Wednesday 7 August 2013

The problem with predicting football results - you cannot rely on the data

Bloomberg Sports have published their predictions for the forthcoming Premiership season (****see update below for actual results) in the form of the predicted end of season table. Here are some key snippets from their press release:
The table indicates that this season will be a three horse race between Chelsea, Manchester City and Manchester United .... The Bloomberg Sports forecast expects Arsenal to claim the final Champions League place ahead of North London rivals Tottenham Hotspur.... At the bottom of the table, all three newly promoted teams are expected to face the drop...
There is just one problem with this set of 'predictions'. The final table - with very minor adjustments - essentially replicates last season's final positions.  The top seven remain the same (with the only positional changes being Chelsea and Man Utd switch positions 1 and 3, and Liverpool and Everton switch positions 6 and 7). And the bottom three are the three promoted teams so they also 'retain' their positions.

Bloomberg say they are using "mathematically-derived predictions" using "vast amounts of objective data". But herein lies the problem. As we argue in our book, relying on data alone is the classical statistical  approach to this kind of prediction. And classical statistics is great at 'predicting the past'. The problem is that we actually want to predict the future not the past!

Along with my PhD student Anthony Constantinou we have been applying Bayesian networks and related methods to the problem of football prediction for a number of years. The great thing about Bayesian networks is that they enable you to combine the standard statistical data (most obviously historical and recent match results) with subjective factors. And it is the incorporation of the subjective (expert) factors that is the key to improved prediction that 'classical' statisticians just do not seem to get.
This combination of data and expert judgement has enabled us to get more accurate predictions then any other published system and has even enabled us to 'beat the bookies' consistently (based on a simple betting strategy) despite the bookies' built-in profit margin. Unlike Bloomberg (and others) we have made our methods, models and results very public (a list of published papers in scholarly journals is below). In fact for the last two years Anthony has posted the predictions for all matches the day before they take place on his website pi-football. The prediction for each match is summarised as a very simple set of probabilities, namely the probability of a home win, draw and away win. Good betting opportunities occur when one of the probabilities is significantly higher than the the equivalent probability from the bookies odds.
Example: Suppose Liverpool are playing at home to Stoke. Because of the historical data the bookies would regard Liverpool as strong favourites. They would typically rate the chances of Stoke winning to be very low - say 10% (which in 'odds terms equates to '9 to 1 against'). They add their 'mark-up' and publish odds of, say, 8 to 1 against a Stoke win (which in probability terms is 1/9 or 11%). But suppose there are specific factors that lead our model to predict that the probability of a Stoke win is 20%. Then the model is saying that the bookmakers odds - even given their mark-up - have significantly underestimated the probability of a Stoke win. Although our model still only gives Stoke a 20% chance of winning it is worth placing a bet. Imagine 10 match scenarios like this. If our predictions are correct then you will win on 2 of the 10 occasions. Assuming you bet £1 each time you will end up spending £10 and getting £18 back - a very healthy 80% profit margin.
Thanks to Alex on the Spurs-list for the tip-off on the Bloomberg report.

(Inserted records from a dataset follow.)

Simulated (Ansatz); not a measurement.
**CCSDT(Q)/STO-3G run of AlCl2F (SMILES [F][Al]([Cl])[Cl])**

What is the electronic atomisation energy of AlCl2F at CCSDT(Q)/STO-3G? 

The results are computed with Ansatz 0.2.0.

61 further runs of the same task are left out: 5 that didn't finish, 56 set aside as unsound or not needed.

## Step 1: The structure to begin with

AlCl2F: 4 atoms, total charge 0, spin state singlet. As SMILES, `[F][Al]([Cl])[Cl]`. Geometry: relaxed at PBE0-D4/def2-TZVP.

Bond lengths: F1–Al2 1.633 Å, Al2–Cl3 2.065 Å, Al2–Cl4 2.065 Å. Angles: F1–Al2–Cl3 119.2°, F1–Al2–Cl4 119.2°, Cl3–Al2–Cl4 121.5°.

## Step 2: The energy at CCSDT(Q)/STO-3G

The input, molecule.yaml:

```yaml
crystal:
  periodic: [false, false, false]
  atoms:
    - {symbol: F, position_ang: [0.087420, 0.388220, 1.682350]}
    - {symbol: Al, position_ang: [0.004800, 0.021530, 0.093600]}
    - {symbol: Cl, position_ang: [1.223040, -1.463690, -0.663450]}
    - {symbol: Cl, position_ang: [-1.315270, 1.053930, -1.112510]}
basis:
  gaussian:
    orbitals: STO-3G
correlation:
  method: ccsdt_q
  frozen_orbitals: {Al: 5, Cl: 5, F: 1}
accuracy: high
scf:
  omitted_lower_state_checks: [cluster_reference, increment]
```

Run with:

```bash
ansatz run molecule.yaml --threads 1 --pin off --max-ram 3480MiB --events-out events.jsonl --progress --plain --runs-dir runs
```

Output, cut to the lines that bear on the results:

****Update: The actual results for the 2013-14 season were very different from the Bloomberg predictions. The title was a two-horse race between Man City and Liverpool with the rest far behind. Liverpool had been predicted to come 6th and would have won the title but for a late collapse. Man Utd finished 7th. Only one of the newly promoted club (Cardiff) was relegated.

  • Constantinou, A., N. E. Fenton and M. Neil (2013) "Profiting from an Inefficient Association Football Gambling Market: Prediction, Risk and Uncertainty Using Bayesian Networks". Knowledge-Based Systems.
  • Constantinou, A. C. and N. E. Fenton (2013). "Determining the level of ability of football teams by dynamic ratings based on the relative discrepancies in scores between adversaries." Journal of Quantitative Analysis in Sports 9(1): 37-50.
  • Constantinou, A., N. E. Fenton and M. Neil (2012). ""pi-football: A Bayesian network model for forecasting Association Football match outcomes." Knowledge Based Systems, 36, 322-339,
  • Constantinou, A. , Fenton, N.E., "Solving the problem of inadequate scoring rules for assessing probabilistic football forecasting models", Journal of Quantitative Analysis in Sports, Vol. 8 (1), Article 1, 2012.